It's been a long time since I've worked on a non-safe harbor 401(k) plan, so a refamiliarization is in order.  A plan that has been using current year testing for >5 years fails both the ADP and ACP tests for 2022 and switching to the prior year method is being considered.  The plan was amended in mid-2022 to eliminate the eligibility requirements, effectively permitting about 20% more employees to become participants when compared to the prior year.  Is it safe to presume that this would not be considered a plan coverage change pursuant to Treas. Reg. 1.401(k)-2(c)(4) and that it would be OK to change to the prior year testing method and just use the actual NHCE ADP/ACP results from 2021?

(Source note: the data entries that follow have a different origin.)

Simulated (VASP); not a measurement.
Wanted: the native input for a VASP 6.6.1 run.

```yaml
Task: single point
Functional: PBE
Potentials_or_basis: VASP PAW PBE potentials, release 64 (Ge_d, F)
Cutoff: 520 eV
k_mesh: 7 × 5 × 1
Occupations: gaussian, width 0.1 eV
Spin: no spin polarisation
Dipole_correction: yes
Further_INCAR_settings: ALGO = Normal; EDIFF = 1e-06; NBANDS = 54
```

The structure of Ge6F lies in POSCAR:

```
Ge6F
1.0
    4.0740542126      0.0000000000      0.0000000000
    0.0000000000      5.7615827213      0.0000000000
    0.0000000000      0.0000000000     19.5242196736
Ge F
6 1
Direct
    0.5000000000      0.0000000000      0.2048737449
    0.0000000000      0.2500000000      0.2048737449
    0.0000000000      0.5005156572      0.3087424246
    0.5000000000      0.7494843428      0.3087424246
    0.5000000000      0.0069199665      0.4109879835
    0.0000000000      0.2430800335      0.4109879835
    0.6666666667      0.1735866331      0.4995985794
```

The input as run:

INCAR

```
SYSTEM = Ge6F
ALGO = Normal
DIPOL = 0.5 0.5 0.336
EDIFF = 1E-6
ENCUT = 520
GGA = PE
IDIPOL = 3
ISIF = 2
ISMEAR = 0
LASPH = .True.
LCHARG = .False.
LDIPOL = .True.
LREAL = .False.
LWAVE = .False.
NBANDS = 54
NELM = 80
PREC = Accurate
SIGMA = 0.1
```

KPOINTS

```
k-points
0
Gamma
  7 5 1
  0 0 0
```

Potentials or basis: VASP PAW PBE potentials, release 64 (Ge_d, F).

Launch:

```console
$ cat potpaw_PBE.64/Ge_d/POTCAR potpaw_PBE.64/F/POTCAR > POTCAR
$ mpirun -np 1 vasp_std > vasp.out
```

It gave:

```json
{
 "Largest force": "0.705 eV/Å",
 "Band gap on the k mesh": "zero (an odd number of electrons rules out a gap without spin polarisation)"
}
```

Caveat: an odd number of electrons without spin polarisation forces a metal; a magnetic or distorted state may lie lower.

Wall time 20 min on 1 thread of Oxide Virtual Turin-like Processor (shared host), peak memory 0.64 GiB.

Also, my understanding is that earnings for any refunds made by 3/15/23 should only be calculated through 12/31/22 using any reasonable method - is this correct?  Thanks in advance for all assistance. 

 

 

Posted

I don't think that an amendment to change the testing method can be adopted retroactively. In other words, if they wanted to change from current year to prior year testing for 2022, they would have had to do so by December 31, 2022.

For determining the earnings on excess contributions that are being refunded, the regulations allow a plan to use any reasonable method, but you need to check your plan document to see what method it specifies.

Free advice is worth what you paid for it. Do not rely on the information provided in this post for any purpose, including (but not limited to): tax planning, compliance with ERISA or the IRC, investing or other forms of fortune-telling, bird identification, relationship advice, or spiritual guidance.

Corey B. Zeller, MSEA, CPC, QPA, QKA
Preferred Pension Planning Corp.
corey@pppc.co

Posted

With the expanded eligibility have you tested otherwise excludeable employees separately? If not it may help your testing results. Or you may have already tried and it still fails.

Posted

If it's too late to change the testing method for 2022, perhaps doing it now for 2023 testing is in order, as they will probably have the same problem.

The plan hasn't yet been tested for otherwise excludable employees (aka permissive disaggregation?).  None of the extra employees who entered due to the amendment are HCEs, so the OEE part of the plan would automatically pass if I understand correctly.  However, the rest of the plan (the non-excludable employees) would still fail, but by a smaller margin.  Is it all or nothing in such a case, i.e., can you just refund the excess deferrals/match based on the results of the disaggregated testing, or are you forced to make the refunds based on the original test before disaggregation?           

 

 

Posted

Unlike the current year / prior year testing options that must be stated in your document, you can change your testing for otherwise exludable from year to year and use which ever results give you the best case scenario. Though we usually find throwing out the folks who have not met the statutory exclusions tends to give the best results as there are often a lot of NHCEs at 0% in the that group.

Posted

Test it as hard as you can first, then issue refunds once you're out of testing options and have your best results.  If the Plan previously passed, and the eligibility change is what's mostly affecting this year, then you can likely get a passing test again.

Posted

What's wrong with refunds?

To me, the only thing prior-year testing does is have some of the HCEs put in less than they could.  It rarely works as intended, unless ALL the HCEs put in exactly the amount needed to pass the test.  If one HCE goes below that, then the others can go just a little bit higher.  But who keeps track of that?

Say the max HCE average is 4% and I have 4 HCE.  All HCE can put away exactly 4%.  But what if one lady lowers hers to 2% midway through the year?  Now, at teh end of the year, the HCE combined % is 3.75.  Thus the other 3 could've gone a little higher.  Do yu want to be the one explaining to the HCEs they did not get the maximum they could?

I tell all my clients "refunds aren't bad."  It's guaranteeing they get the most into the plan they are allowed.  It's only delaying the taxation on the amounts by a year.

As an HCE I'd much rather put in $8,500 and get a $300 refund that only put in $8,000 only to find out I could have done $8,200

QKA, QPA, CPC, ERPA

Two wrongs don't make a right, but three rights make a left.